Chimacum Corner is more than just the busiest intersection in Jefferson County. It’s a yellow-walled farmstand where tomatillos from Finnriver Farm meet Roma tomatoes from SpringRain and where bread from Pane D’Amore bakery can find Cape Cleare tuna or cheese from Mt. Townsend Creamery. And it’s where locals can find the ever-growing bounty of the local farms and fisheries.
The market is just two years old. And with the motto “Eat your food from here” it grew out of a need for the small-scale producers in the region to reach customers outside the farmers’ markets. Rather than one day a week at the farmers’ market stalls, customers can find local produce at the corner whenever they want.
Because it’s a sign of the evolution of the local food scene, it’s a necessary stop on a recent tour of the area with Laura Lewis ’96, the Jefferson County director of WSU Extension. The county is an interesting mix of people. Long-time farmers and residents intermingle with newly relocated and often active retirees who chose the area for its beauty, outdoor offerings like hiking, gardening, and sailing, and the bounty from the area farms.
“And look at the things we have,” says Lewis as we walk past the kimchee and hard ciders to peruse the free-range chicken, grass-fed beef and organic eggs. But there’s still more to come.
Last spring, WSU hosted a meeting for Washington’s farmers from both Eastern and Western Washington and vendors to talk about WSU’s organic research efforts and what the college should be pursuing and supporting. “What is it that you want?” Dan Bernardo, dean of the College of Agricultural, Human, and Natural Resource Sciences, asked the group gathered in Seattle.
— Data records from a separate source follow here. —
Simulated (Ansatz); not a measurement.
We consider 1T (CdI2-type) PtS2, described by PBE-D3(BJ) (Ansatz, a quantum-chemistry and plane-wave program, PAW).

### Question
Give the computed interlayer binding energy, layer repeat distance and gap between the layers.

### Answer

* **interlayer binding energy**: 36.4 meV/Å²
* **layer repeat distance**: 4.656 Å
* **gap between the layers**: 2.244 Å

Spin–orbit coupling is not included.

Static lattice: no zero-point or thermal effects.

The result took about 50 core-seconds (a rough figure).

“We’re looking for a return to food with a sense of place,” said Denise Breyley, Whole Foods’s “local forager.” She regularly traverses our region from Oregon to British Columbia in search of new, fresh, and local products, from line-caught tuna to locally-roasted nuts. Her customers have some definite desires. “There is a shift in the culture,” she said. “More people are interested in knowing how the animals are cared for, how the environment is considered.”
Trudy Bialic, the director of consumer affairs for PCC Natural Markets said the shoppers are interested in diversity, “in the unusual and the varietal,” she said.
The group, which included farmers from the Columbia Basin and Skagit Valley, also mentioned an interest in seeds and plants bred or selected to match our state’s microclimates.
Lewis, who was at the meeting, saw many links from what the attendees were saying with what was going on out on the Olympic Peninsula. Jefferson County’s high resident demand for local food is met by a steadily rising number of local producers as well as an increase in households growing their own food.
Tapping into these communities, John Navazio, a WSU plant breeding and seed specialist and author of The Organic Seed Grower, works with Clallam and Jefferson County farmers to find varieties that do best in those climates– right now some of the key crops are squash, chicory, and carrots. They’re testing established and heirloom varieties, as well as making unique selections to find what does best where. Navazio is also leading an effort to help farmers do their own on-farm plant breeding for organic produce.
This is really local, says Lewis. Even a few miles make a difference. Look at the rainfall, she says. Port Townsend gets 16 to 18 inches of rain, where Quilcene can get up to 60. “We’re not a Mediterranean climate, but we’re not maritime West Coast,” she says. “We’re a hybrid of the two.”
Just a few miles up the road from the Chimacum farmstand is what may be WSU’s newest tool for working with the local food economy—Twin Vista Ranch, a 30-acre farm on a hillside above Mystery Bay. Owner Lisa Painter is retiring from ranching and will donate the property where she and her partner Jeanne Clendenon, who died in 2011, had lived and worked for 40 years. “It was wonderful,” she says. “We worked hard and we loved it. We knew that a lot more could be done with the land.” She doesn’t want to see the property broken up into lots or turned into vacation condos, she says. Instead, in the hands of WSU, it can be a place for farming and learning, a resource for the community.
In addition to the ranch’s existing heirloom apple orchard, cattle operation, barns, and gardens, “we can use it to create a germplasm hub for the peninsula,” says Lewis. “It’s a place where we could potentially curate and store species.”
“Farmers on the peninsula want to have a really diverse agriculture system,” says Lewis. “That includes multiple varieties within a species.” And overall, the area is at an interesting point. Since the farms are about 50 miles and a ferry ride to another customer base in Seattle, “we have so much potential growth in front of us.”